Tuesday, July 28, 2009

Identifying the right customers

I went to Naples during the weekend and I twittered about some of the things I did. An hour later a restaurant I didn't go to became a follower. I wonder what will they think of my next 1000 posts that will not make any reference to Naples or their businesses. Monitoring my tweets will be a waste of resources for them.

Social networking tools allow us to come closer to our customers, the new information and interactions should provide clues as to how better serve them and increase the revenue coming from them, but along with this increased revenue comes increased service and information mining costs (among others).

The challenge for us is to identify those customers that matter and it is useful to get closer to, for example: customers that represent the bulk of our user base, customers that lead in trends and know where the service should go, repeat customers. Also identify those customers that negatively matter, for example: serial complainer, serial returner or service abuser.

But there is a third category: the useless customer - this may be a one time customer and it is circumstantial that is using your service or product. This category of customer needs to be serviced to the highest standard (to avoid bad word of mouth and because it should be part of the service experience), but you have to be careful about the information gathering and relationship forming. Also, get a lot of misidentified customers like me and you get an skewed vision of your customer base.

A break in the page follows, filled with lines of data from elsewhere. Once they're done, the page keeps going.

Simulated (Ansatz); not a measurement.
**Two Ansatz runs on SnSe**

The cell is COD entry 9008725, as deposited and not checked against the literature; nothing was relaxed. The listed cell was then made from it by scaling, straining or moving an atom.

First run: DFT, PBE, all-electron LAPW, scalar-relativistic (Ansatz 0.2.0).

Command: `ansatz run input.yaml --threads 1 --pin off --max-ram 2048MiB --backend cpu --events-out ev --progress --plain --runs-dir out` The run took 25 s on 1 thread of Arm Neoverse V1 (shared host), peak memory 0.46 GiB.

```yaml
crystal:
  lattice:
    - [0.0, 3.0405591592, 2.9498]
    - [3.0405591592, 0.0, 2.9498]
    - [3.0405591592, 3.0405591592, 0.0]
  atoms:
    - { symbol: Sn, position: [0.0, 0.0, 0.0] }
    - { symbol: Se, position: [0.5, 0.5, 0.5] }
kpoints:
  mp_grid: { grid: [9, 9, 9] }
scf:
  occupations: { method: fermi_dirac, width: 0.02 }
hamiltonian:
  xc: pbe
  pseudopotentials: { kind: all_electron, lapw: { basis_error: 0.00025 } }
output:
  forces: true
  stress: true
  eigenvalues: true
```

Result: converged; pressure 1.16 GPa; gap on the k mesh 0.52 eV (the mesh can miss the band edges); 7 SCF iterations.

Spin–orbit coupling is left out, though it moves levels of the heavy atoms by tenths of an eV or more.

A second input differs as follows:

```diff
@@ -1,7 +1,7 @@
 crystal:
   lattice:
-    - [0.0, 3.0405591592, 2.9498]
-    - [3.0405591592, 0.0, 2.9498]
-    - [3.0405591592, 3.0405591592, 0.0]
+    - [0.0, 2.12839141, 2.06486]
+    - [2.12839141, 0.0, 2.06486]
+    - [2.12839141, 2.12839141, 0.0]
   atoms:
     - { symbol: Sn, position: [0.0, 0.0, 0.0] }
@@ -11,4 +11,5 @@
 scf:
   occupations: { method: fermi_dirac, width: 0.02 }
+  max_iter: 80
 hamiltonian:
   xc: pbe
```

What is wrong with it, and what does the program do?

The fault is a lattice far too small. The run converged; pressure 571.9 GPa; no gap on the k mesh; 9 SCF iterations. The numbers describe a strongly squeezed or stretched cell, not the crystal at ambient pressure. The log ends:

When there is no benefit for you to have a relationship, you should not form it. Avoid wasting resources in customers that will not have an effect in your business, concentrate in those that matter.

Saturday, July 25, 2009

Thinking traps

I was reading an interesting blog post by Litemind about thinking traps. A lot of them have to do with our natural bias:
  • Thinking we are better than we are (overconfidence in our abilities, memory, intuition or gut)
  • Trying to confirm decisions we already made (shopping for confirmation, protecting our status quo or sunk costs)
  • Unquestioning our thoughts and assumptions
We can avoid some of the traps by talking to people who hold different points of view. This article reminded me why it is important to have diversity in our teams. Our teams can protect us from some of the traps. There is one trap that is not in the article and that is intrinsic to groups: the "group think" trap. This trap makes the team assume one position or opinion and none others are considered (from wikipedia: groupthink).

To avoid falling into "group think" we have to make sure that dissenting opinions are heard, that timid or softspoken team members get a change to talk, and that critical thinking is always on the table. As a team lead or member, we all share that responsibility. Remember that this trap can make a team behave like lemmings and jump off the cliff.

Monday, July 20, 2009

Going to the moon

Today we are celebrating the 40th anniversary of the US moon walk. This gives us a great opportunity to think about setting challenging goals for our companies, departments and endeavors. If we do not challenge ourselves, the status quo and everyone around us, we will find ourselves in the same spot year after year.

“We can challenge ourselves to do great things again by joining forces, cooperatively, with patience and perseverance, by setting our objectives high and helping other people to join us in the quest for expansion of our thinking, of our capabilities.” – Buzz Aldrin

Note: For those of you who don't know, Buzz Aldrin is the astronaut that piloted the lunar module of NASA’s Apollo 11 who took him and Neil Armstrong to the moon.

Saturday, July 18, 2009

Money Management in Times of Crisis

This is the shorthand from a lecture I gave last week for dealing with a personal financial crisis:

When we are facing an economic crisis, there are four issues that we must understand:
1) What the crisis is and entails
2) What are the assets we can use during the crisis
3) What changes we can make to reduce the impact or evade the crisis
4) How to avoid making the crisis worse by taking more debt

There are 8 steps required when dealing with a financial crisis. Three steps we need to take before the crisis, and five we will take during the crisis.

The three steps we take in preparation are:
1) Understand what is our net worth - we need to understand what our assets are and where our obligations stand
2) Understand our operating financial needs - Yes I am talking about a budget
3) Establish an emergency fund - 100% liquid asset

Once the crisis strikes, then we do the following 5 steps. Not really one at a time, but all together as much as possible. The steps are:
1) Keep calm - understand the emergency and develop a plan
2) Find alternative funds - either sell assets or develop an additional income stream
3) Renegotiate our debt - I am talking mortgage, car payments, personal loans and/or any other financial obligation
4) Reduce or eliminate operational and discretionary expending - reducing or eliminating cable, cell phone, internet, Starbucks addiction, etc.
5) Ask for help of friends and relatives - just not more debt. Ask grandparents for help with child care, friends for employee store discounts, etc. Avoid increasing the number of creditors.

The talk was a success.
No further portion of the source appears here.